Sunday 25 March 2012

Guangdong: Mar 21 - 23

gaoming - zhaoqing - de qing


Chinese Concrete

Forget pandas, Ming architecture and Confucian riddles. That's a painting. To begin with, China sprawled like a country-sized construction site.

Earth-movers and semi-trailers rumbled past pounding jackhammers, tracking dirt and scattering gravel. Elderly Han streetsweepers with milky eyes and faces like carved wood worked their oversized straw brooms towards the road shoulder. There sit mounds of crushed rock, broken concrete, cement and rebar.


Red China? Concrete-gray.

It's poured into bricks in frontyard kilns. It's the bedrock of two and three story McMansions always laid at angles to each other, as if no two homeowners can agree on where the sun will rise. It's streaked with exhaust in at worn shopfronts and newly set in the massive pylons beneath eight-lane overpasses. It supports factories large enough to contain the town where I was born and spreads through cities as wide bikelanes and footpaths. It builds skylines of identical apartment blocks and crane-topped frames. It's unrendered, bleak and everywhere.
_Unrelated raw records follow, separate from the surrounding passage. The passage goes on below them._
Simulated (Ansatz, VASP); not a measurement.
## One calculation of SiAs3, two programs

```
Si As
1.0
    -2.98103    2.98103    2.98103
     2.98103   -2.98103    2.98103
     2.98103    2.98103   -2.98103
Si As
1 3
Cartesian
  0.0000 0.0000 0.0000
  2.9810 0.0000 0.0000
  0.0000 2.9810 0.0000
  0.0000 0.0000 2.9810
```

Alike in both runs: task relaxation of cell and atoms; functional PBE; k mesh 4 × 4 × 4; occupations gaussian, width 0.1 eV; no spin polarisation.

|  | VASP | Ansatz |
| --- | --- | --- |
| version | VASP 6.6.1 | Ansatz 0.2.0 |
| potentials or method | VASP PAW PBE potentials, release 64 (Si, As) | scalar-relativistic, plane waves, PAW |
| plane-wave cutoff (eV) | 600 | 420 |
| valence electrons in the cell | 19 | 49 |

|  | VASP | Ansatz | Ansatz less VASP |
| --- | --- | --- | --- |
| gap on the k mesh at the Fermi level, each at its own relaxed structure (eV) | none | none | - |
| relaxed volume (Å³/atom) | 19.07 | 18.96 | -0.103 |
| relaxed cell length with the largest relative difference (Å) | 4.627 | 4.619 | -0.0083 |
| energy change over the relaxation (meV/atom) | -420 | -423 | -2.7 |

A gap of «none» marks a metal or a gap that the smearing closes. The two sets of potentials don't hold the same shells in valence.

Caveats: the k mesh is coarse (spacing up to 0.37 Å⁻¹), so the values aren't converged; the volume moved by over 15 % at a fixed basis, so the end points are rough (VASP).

Future-proofing isn't an easy job. It takes a lot of work to concrete to cover poverty and history. After a 20th Century where China ran neck-and-neck with the USSR for World Capital of Misery, Chinese concrete seems as good a symbol of rising living standards as anything. Only, as Leonard Cohen sang, 'There is a crack in everything'.

As we rode through Guangdong some cracks were obvious, so visual they could have been the juxtapositions of a heavy-handed filmmaker. Scene 1: a giant overpass stepping across fields where farmers toil by hand with tools their great-great-grandparents would have used. Scene 2: a truck laden with crushed rocks passing an ox-pulled cart.

Other cracks were more of the social contract type, reminders of why construction sites have health and safety officers and we in the Australia have a 60-country lead in overall life expectancy.

There were the odours, rarely as strong as the bodily assaults of India but more insidious for remaining unclassifiable; wet cement I knew, and I'd grown used to exhaust too, but there were thin black rivers that reeked of burning plastic and factories wafting something like nail polish remover.

Then there was the sky, an industrial rainbow of thick sun-blotting smoke that allowed me to be grateful I no longer needed sunscreen as I coughed carcinogens from my lungs each evening.

To Chinese people, these were the side-effects of the furious, if uneven, pace of construction.

For me, it raised questions about about what progress looks like. I didn’t come to any real conclusions, but I didn’t need to. Mostly, like the overshadowing Indian poverty, it was another raw deal I’d sidestepped through a well-positioned birth. (Thanks Mum, Dad.)

I just pedalled those smooth roads and dreamt of the steady gaze of Queensland skies.